Word processing for Natural Language Processing in Julia!

Source Node: 1172051

This article was published as a part of the Data Science Blogathon

Overview

Julia is a programming language that is famous not only because of its friendly environment but also due to its in-built packages, which make NLP very easy. You all might remember the long python codes we use for data cleaning, string comparisons, data extraction, embeddings, etc. This language provides you with in-built packages that you use in seconds for these purposes. Wanna see how? Let’s rush!

Table of Contents

  1. Introduction

  2. Word Tokenizers package

  3. String Distance package

  4. Embeddings Package

  5. Transformers package

  6. Conclusion

Introduction

In Natural Language Processing(NLP) we generally deal with text/word processing. It includes everything like tokenization, segmentation, classification, parsing, tagging, and also semantic reasoning. Text is the most crucial element in NLP, and it takes most of the time as the code of text processing is very large. To perform all the word processing operations we need a lot of time, space, and consciousness. Julia provides the solution to those long 2-3 pages of codes that take hours to write by using its in-built packages. Here, we will learn about such in-built packages with the help of their implementable codes.

NLP

Word Tokenizers package in Julia

One of the very basic word processing packages is the WordTokenizers.jl package. This package performs various tasks like extract tokens from sentences, extract sentences from paragraphs, and extract sentences and tokens simultaneously from paragraphs. Here we see all three variations one by one with the help of examples.

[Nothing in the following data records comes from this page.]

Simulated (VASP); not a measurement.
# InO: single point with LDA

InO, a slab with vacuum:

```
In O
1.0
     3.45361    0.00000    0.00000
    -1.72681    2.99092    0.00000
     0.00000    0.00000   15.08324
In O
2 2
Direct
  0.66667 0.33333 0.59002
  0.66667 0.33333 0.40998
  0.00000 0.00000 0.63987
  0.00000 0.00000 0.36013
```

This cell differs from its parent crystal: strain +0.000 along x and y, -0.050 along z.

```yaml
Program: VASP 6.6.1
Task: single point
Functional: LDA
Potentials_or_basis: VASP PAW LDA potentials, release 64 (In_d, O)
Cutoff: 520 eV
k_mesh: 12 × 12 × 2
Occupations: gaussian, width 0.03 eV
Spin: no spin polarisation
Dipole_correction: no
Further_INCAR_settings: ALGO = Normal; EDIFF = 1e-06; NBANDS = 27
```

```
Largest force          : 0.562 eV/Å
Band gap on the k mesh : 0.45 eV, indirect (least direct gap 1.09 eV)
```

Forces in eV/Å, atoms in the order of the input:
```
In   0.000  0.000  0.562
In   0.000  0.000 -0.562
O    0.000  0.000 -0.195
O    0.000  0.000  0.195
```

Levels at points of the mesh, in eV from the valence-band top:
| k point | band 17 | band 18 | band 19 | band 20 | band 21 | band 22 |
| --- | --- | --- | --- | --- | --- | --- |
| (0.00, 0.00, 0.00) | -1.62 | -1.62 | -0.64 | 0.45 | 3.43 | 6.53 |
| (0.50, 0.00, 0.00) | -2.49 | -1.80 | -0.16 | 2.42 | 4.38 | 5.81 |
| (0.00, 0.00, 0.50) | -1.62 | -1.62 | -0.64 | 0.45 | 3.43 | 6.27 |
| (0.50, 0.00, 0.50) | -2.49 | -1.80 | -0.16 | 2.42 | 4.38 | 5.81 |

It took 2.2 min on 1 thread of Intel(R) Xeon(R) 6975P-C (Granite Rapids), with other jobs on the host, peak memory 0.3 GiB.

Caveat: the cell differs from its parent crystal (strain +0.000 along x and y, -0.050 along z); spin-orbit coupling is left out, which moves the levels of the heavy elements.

Official package link: https://github.com/JuliaText/WordTokenizers.jl

A). Installation

To install this package in Julia run the command

pkg> add WordTokenizers

B). Split sentence into tokens

WordTokenizers.jl package has a method called tokenize(text)

This method actually searches spaces in the sentence and separates all the words on that basis. Here you don’t have to separate tokens explicitly just call the tokenize method and pass the text.

julia> using WordTokenizers
julia> text = "I also have dream of creating my own tools like others have.";
julia> tokenize(text) |> print # Default tokenizer
SubString{String}["I", "also", "have", "dream", "of", "creating", "my", "own", "tools", "like", "others", "have","''"]

C). Split paragraph into sentences

WordTokenizer.jl package has a method called split_sentences(text). This method searches for the full stop in the paragraph and separates the sentences based on that.

julia> text = "I also have dream of creating my own tools like others have. But the thing which I found different in myself is my craze. I had that sarcasm which made me to do so.";
julia> split_sentences(text)
3-element Array{SubString{String},1}: “I also have dream of creating my own tools like others have.", "But the thing which I found different in myself is my craze.", "I had that sarcasm which made me to do so."”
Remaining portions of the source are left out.